Agaves (Agave spp.) are recognized as locally cultivated crops essential to the Hohokam economy (Adams and Fish 2011; Fish and Fish 2014; Hodgson, Salywon, and Doelle 2018). They were grown in rockpile fields that extended for kilometers along the lower slopes of bajadas, above irrigable river terraces but at lower elevations than where wild agave plants thrive without human care. Extensive rockpile-dotted landscapes yield tabular stone knives used for stripping leaves from agave hearts, and the fields include large roasting pits for baking the carbohydrate-rich hearts. Agaves were not only an important source of food, but their fibers were used for ropes and textiles, and drinks were likely made from the sugary juice in ancient times as they are still today. Wendy Hodgson and colleagues (2018) recognize seven extant species of agave in the Southwest as surviving examples of ancient domesticates. Most are rare today and found only in proximity to archaeological settlements and/or ancient rockpile fields (Figure 1.4).

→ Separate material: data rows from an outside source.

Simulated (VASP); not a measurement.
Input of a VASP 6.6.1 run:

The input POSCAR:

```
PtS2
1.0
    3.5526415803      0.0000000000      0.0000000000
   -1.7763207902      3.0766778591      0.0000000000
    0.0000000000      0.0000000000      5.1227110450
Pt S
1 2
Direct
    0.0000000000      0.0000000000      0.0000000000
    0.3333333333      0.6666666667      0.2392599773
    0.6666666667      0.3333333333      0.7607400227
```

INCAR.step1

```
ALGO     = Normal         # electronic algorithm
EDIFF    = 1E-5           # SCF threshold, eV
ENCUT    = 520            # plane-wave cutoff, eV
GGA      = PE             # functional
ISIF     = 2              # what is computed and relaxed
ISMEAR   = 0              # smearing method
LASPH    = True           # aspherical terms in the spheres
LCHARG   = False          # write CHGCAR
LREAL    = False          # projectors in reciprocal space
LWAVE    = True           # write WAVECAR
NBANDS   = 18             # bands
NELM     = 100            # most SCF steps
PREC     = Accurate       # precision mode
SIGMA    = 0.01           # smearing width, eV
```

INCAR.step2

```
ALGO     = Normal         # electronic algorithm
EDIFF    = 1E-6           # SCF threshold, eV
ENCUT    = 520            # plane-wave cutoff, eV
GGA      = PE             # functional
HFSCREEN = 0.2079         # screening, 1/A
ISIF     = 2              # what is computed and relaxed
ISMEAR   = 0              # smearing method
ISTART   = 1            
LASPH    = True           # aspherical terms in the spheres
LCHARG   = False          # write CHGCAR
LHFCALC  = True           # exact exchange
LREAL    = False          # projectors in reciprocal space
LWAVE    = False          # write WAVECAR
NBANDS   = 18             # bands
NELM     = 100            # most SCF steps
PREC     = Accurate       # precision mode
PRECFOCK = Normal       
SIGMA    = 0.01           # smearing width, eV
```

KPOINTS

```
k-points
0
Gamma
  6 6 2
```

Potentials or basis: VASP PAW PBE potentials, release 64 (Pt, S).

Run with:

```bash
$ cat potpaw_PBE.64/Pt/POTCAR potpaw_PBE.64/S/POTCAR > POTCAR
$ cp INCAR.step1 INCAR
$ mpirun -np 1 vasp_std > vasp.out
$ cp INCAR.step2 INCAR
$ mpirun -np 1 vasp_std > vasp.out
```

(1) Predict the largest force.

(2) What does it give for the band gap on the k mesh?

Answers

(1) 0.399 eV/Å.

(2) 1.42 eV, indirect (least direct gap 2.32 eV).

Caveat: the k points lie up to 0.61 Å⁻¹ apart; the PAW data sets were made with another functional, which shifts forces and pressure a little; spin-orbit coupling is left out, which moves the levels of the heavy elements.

Figure 1.4 Agave murpheyi growing in a cultivated rockpile field at the Arizona Sonora Desert Museum. Source: Photo by the author (Gayle Fritz), April 2002.

The Hohokam culture is justifiably called “one of the major irrigation societies in the ancient world” (Adams and Fish 2011). Canal construction began by 650 CE, with trunkline canals in the Phoenix Basin alone extending over 500 km in length. Canals connected irrigation communities that were integrated socially by ballcourts before c. 1150 CE, and later by platform mounds and adobe “great houses” such as the one preserved at Casa Grande National Monument. A high level of coordination anchored by experts with superb engineering and agronomic skills was required for construction and maintenance of canal systems of this magnitude.

Other forms of water management coexisted with canal irrigation. These included: (i) diversion of runoff from seasonal storms, sometimes using structures made of brush and earth; (ii) check dams; (iii) stone terraces; (iv) reservoirs; (v) stone or earthen grids for moisture retention; and (vi) rock mulches (Adams and Fish 2011). Wild and managed plants were always important foods, with some, such as mesquite pods, being stored along with crops. Many seeds from species of weedy plants probably reflect use of tolerated, encouraged, or cultivated resources that grew in and near formal fields.

Several crops native to the Sonoran Desert, in addition to agaves, seem to have been domesticated to some extent by ancient farmers in this region. Sonoran panic grass (Panicum sonorum), with large, pale grains and heavy panicles, was a notable floodplain crop formerly sown in receding floodwaters of the lower Colorado River by Yuman-speaking forager-farmers and still grown by Piman groups in Sonora, Mexico (Nabhan and DeWet 1984). Little barley (Hordeum pusillum) seeds show signs of selection for naked (hull-less) grains (Adams 2014). Devil’s claw (Proboscidea parviflora) was bred for longer, more pliable fibers, but not until a market for O’odham baskets arose in historic times (Nabhan et al. 1981). Cholla (Cylindropuntia spp.) and Mexican crucillo (Condalia warnockii var. kearneyana) may also have been transplanted or otherwise cultivated, judging by archaeological distributions outside their known phytogeographic ranges (Bohrer 1991).

The “Hohokam Millennium,” started before 500 ce, was over by 1500 CE (Fish and Fish 2007). Europeans encountered Pima-speaking farmers in the Salt and Gila river valleys growing maize, squashes, and beans including the tepary, but population density and degree of sociopolitical integration were far lower than before. Platform mounds and great houses were no longer built. The massive irrigation canals fell into disuse, although Native farmers still used small-scale water management systems. Traditional agricultural knowledge was passed on, however, and desert-adapted landraces are still grown by members of Tohono O’odham (Papago), Akimel O’odham (River Pima), Raramuri, and Pima Bajo communities in southern Arizona and northwestern Mexico.